Sunday, September 24, 2006

Strip searching your kids

By order of Big Brother

From World Net Daily:
WASHINGTON – Even though student molestations seem to be reaching epidemic proportions in schools across America, the House of Representatives has approved a tough new anti-drug and anti-weapon law that would require local districts to develop search policies – including strip searches – with immunity against prosecution for teachers and staff.

Should this become law, and you, as a parent, still keep your children in public schools, you're unfit to be a parent.

Period.

To knowingly allow someone to strip search your child, whether government goon or perverted ice-cream truck driver, is unbelievably abhorrent.

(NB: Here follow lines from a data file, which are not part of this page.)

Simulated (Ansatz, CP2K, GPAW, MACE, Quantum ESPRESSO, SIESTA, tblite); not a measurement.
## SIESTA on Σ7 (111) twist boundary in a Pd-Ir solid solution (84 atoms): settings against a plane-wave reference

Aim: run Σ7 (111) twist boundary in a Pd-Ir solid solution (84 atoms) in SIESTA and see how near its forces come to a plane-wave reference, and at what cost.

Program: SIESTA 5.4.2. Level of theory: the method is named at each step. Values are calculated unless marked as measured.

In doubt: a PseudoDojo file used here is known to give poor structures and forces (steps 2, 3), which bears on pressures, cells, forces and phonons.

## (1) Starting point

Additionally: Those who sponsor and vote for this law deserve twice daily body cavity searches in a Federal penitentary, for the rest of their lives.

Thursday, September 21, 2006

Clear your snow, citizen!

Yes, Master. Shall I re-pave the road, as well?

From our local paper, Public Opinion:
People living in Chambersburg will clear their sidewalks of snow this winter, or borough workers will give them a ticket, have it done for them and send a bill.

Chambersburg Borough Council plans to pass a new policy next week outlining how snow removal issues will be handled this winter and revise its ordinance to increase the fine for borough residents who do not shovel their walks or clear ice following a storm.

The borough already has an ordinance requiring sidewalks be cleared within 24 hours of a snowstorm, but in the past it has been enforced only when someone complained.

"This year the ordinance is going to be enforced," Assistant Borough Manager David Finch promised council when reviewing the proposed ordinance Monday night.

Under the proposed policy, the borough will send teams of inspectors out to check sidewalks throughout the borough, beginning 24 hours after the end of a major snowstorm, according to Finch.

These inspectors will post brightly colored warning notices on the front doors of properties where sidewalks have not been cleared and the next day inspectors will be back to check the sidewalks a second time. If those sidewalks have not been cleared, a ticket will be issued for the violation of borough ordinance.

After that ticket is issued, no further action will be taken during that first snowfall, Finch said, but if the ticket is not paid, a citation will be issued.

(See also the Editorial and Reader Comments.)

They added Haloscan to the online version of the paper, so that's kinda neat. It's jaw-droppingly startling, though, how statist the thinking is of the average commenter. If the gov't does or says something, it's gospel, principles of liberty be danged!

How anyone could not take the five seconds of rational thought necessary to realize that forcing a property owner to maintain a public thoroughfare at his own expense is wrong, is beyond me.

Especially troublesome are these lines:
"...the borough will send teams of inspectors out to check sidewalks throughout the borough, beginning 24 hours after the end of a major snowstorm...

These inspectors will post brightly colored warning notices on the front doors of properties where sidewalks have not been cleared..."


Are you freaking kidding me? Teams of inspectors? Give the useless bureaucrats a shovel, for Pete's sake! And, if I lived in the Boro (I don't), and some meddling waste of carbon came stumbling up my sidewalk to put a sticker on my door, that diptard would be wearing a sticker back to HQ.

Sunday, September 03, 2006

Canon in D

I wish I could do this...



(Found on Res Ipsa's 704 Houser Street)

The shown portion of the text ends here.